Parsing pascal extended ASCII string using `BinaryParsing` library

What is recomended way to parse string when layout is [length:16 bit][char: 8 bit x length]?

Something like this should work (assuming you have a raw buffer pointer to your Pascal string):

func parseString(from buffer: UnsafeRawBufferPointer) -> String? {
    guard buffer.count >= 2 else { return nil }

    let length = Int(buffer.load(as: UInt16.self))
    let end = length + 2

    guard buffer.count >= end else { return nil }

    return String(decoding: buffer[2..<end], as: UTF8.self)
}

This assumes that the buffer stores length in host endian order. If you need to convert, you could do something like:

    let length = Int(buffer.load(as: UInt16.self).bigEndian)

[EDIT: add endianness]

1 Like

Sorry, I should be more clear. I'm asking how to do it properly using BinaryParsing package specifically.

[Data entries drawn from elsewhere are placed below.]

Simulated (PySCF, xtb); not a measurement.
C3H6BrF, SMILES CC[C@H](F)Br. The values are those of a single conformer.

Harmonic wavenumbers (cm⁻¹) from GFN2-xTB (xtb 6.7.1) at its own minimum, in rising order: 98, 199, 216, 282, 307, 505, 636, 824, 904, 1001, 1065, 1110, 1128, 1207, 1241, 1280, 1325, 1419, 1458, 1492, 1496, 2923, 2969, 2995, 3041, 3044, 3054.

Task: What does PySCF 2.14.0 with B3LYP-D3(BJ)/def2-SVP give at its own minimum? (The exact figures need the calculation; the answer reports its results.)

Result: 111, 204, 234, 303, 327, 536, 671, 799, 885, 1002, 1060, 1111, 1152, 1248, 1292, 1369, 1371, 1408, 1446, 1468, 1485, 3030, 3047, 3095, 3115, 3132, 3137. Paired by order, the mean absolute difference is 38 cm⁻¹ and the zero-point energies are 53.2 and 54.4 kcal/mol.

For that layout, you'd want something like this:

extension String {
   init(parsingPascalExtended input: inout ParsingSpan) throws {
      let count = try Int(parsing: &input, storedAsBigEndian: UInt16.self)
      self = try String(parsingUTF8: &input, count: count)
   }
}

That assumes the count is stored as an unsigned, big-endian 16-bit integer – you can see all the different integer parsers here: Documentation

Does that work for you?

1 Like

I think this method should work for strings that use basic ASCII set. In my case strings could use different encodings like windows-1251 or windows-1252.

I tried to copy String extensions from the package and adjust them but these use internal methods, so I forked it Add parser for extended ASCII string · HeMet/swift-binary-parsing@4befa15 · GitHub

1 Like